Taylor was wearing a black, short-sleeved shirt draped over his blue jeans. A brown belt, wrapped tightly around his waist, was buckled against the small of his back.
From the front row of the courtroom, from a seat almost directly behind the former Giant accused of having sex with a 16-year-old girl, LT didn't even look like a shell of LT.
The linebacker who made a living rushing the passer projected the body language of a man whose pocket had collapsed around him.
Taylor wasn't wearing his conspicuously large and omnipresent ring in his left ear. He wasn't wearing any jewelry, just the cuffs that locked his hands in front of his waist.
For 10 minutes the loneliest man on the face of the earth sat there and waited, sometimes dropping his head and staring at nothing, sometimes swaying back and forth against a chair designed to give. His attorney, Arthur Aidala, put a hand on Taylor's left shoulder and delivered some low-volume comfort and advice.

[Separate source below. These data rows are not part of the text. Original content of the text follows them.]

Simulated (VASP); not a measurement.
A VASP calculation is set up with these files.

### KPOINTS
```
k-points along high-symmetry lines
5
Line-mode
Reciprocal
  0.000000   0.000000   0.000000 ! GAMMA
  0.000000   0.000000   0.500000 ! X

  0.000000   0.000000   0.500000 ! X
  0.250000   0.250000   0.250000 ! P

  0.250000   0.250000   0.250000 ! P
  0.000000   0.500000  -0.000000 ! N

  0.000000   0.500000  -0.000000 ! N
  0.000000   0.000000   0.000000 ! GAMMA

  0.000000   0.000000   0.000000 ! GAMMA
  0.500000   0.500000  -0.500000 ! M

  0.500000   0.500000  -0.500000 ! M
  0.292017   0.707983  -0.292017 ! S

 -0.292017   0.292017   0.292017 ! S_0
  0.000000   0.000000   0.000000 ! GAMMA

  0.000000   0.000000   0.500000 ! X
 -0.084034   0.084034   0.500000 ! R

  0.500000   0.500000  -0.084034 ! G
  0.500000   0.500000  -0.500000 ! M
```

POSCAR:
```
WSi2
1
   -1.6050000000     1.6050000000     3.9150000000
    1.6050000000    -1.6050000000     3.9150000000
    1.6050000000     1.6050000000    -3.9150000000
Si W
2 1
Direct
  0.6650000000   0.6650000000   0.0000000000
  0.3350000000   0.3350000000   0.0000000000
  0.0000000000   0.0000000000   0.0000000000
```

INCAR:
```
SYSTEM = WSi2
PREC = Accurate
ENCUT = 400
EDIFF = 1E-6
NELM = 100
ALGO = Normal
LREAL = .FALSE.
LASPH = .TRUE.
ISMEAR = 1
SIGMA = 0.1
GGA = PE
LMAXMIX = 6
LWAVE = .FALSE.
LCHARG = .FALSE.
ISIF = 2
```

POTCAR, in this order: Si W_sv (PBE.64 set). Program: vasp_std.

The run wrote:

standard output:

|Lawrence Taylor's attorney, Arthur Aidala, did all the talking Thursday.|
Taylor waited 10 minutes for the town justice, Arnold P. Etelson, to finally enter the room. LT had no idea Etelson spent those 10 minutes reviewing the defendant's rap sheet, one that included arrests for drugs, fraud and a recent hit-and-run accident that inspired Aidala to offer this dog-ate-my-homework explanation:
His client's tire fell off at the scene and left him unable to stop his car.
This much was clear Thursday: The wheels have come off Taylor's turbulent life like never before. In the past he's admitted to cocaine and drinking binges, joked about skipping scheduled drug tests as a Giant, and conceded he's lived life faster than he ever raced into an opponent's backfield.
"But I've known Lawrence for 20 years and I've never see him this distraught," Taylor's agent, Mark Lepselter, said after LT posted his $75,000 bail, zigged and zagged through a near-riotous horde of cameras and notebooks, slid into the back of a black Tahoe and took off.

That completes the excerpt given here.